O sky above me! O pure, deep sky! You abyss of light! Gazing into you, I tremble with divine desires. To cast myself into your height—that is my depth! To hide myself in your purity—that is my innocence! And when I wandered alone what did my soul hunger after by night and on treacherous paths? And when I climbed mountains, whom did I always seek, if not you, upon mountains? And all my wandering and mountain climbing, it was merely a necessity and an expedient of clumsiness: my whole will desires only to fly, to fly into you! [Nietzsche, Thus Spoke Zarathustra (translated by Hollingdale, Penguin, 1961), 184]
These are words that Friedrich Nietzsche, the philosopher who championed the will to power, wrote in the secluded mountains of Engadine. To some people these words may amount to nothing more than lyrical effusions. To others they may contain both the intimate sense of the heroic spiritual attitude, the spirit of which is action, and the discipline of ruthless self-control. The temple of this spirit is the primordial majesty of the peaks, the glaciers, the crevasses, and the boundless blue sky.

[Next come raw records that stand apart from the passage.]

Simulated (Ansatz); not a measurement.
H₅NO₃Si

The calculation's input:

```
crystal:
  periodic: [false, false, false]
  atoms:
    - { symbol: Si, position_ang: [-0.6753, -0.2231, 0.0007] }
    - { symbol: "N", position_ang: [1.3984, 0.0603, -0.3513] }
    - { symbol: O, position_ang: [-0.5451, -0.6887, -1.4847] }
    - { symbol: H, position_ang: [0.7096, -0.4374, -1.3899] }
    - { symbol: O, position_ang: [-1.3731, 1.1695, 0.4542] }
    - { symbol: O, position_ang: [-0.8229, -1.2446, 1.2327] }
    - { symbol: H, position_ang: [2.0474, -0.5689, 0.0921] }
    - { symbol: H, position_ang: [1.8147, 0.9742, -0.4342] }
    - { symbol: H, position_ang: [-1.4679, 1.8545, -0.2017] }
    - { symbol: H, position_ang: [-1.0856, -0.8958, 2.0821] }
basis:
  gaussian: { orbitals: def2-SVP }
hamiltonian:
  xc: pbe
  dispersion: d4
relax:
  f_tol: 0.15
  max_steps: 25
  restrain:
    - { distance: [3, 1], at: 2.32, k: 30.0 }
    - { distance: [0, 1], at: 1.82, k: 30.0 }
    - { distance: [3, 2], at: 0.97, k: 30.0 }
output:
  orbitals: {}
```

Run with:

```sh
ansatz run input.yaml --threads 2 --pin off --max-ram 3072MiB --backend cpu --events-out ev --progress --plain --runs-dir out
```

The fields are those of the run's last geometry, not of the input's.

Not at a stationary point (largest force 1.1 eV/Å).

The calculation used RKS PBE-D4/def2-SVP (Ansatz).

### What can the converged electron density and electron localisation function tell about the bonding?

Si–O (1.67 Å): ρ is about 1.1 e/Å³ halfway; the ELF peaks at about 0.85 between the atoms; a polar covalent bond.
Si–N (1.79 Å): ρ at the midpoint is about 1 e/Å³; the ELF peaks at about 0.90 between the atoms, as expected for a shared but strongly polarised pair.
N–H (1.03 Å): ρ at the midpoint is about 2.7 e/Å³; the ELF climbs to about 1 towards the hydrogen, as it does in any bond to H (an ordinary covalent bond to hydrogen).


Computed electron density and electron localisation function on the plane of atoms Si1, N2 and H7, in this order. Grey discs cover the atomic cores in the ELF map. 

In this context the mountainous peaks and the spiritual peaks converge in one simple and yet powerful reality.
2
Some Remarks Concerning the Divinity of the Mountains
In an editorial published in the Rivista del Club Alpino Italiano [Review of the Italian Mountain Association], S. Manaresi has underlined with efficacious words something that can never be overemphasized, namely, the necessity of overcoming the limiting antithesis between a scholarly, physically weak type—who is cut off from the deepest forces of the body and of life because of his self-imposed confinement to a culture made of words and books—and the sports-minded, healthy, athletic, and physically strong type—who nevertheless lacks all metaphysical reference points. It is necessary today to go beyond the one-sidedness of either of these two types and to reach something more complete, namely, a human being in whom the spirit becomes power and life and in whom physical discipline in turn becomes the introduction to, the symbol and almost a rite of, a spiritual discipline.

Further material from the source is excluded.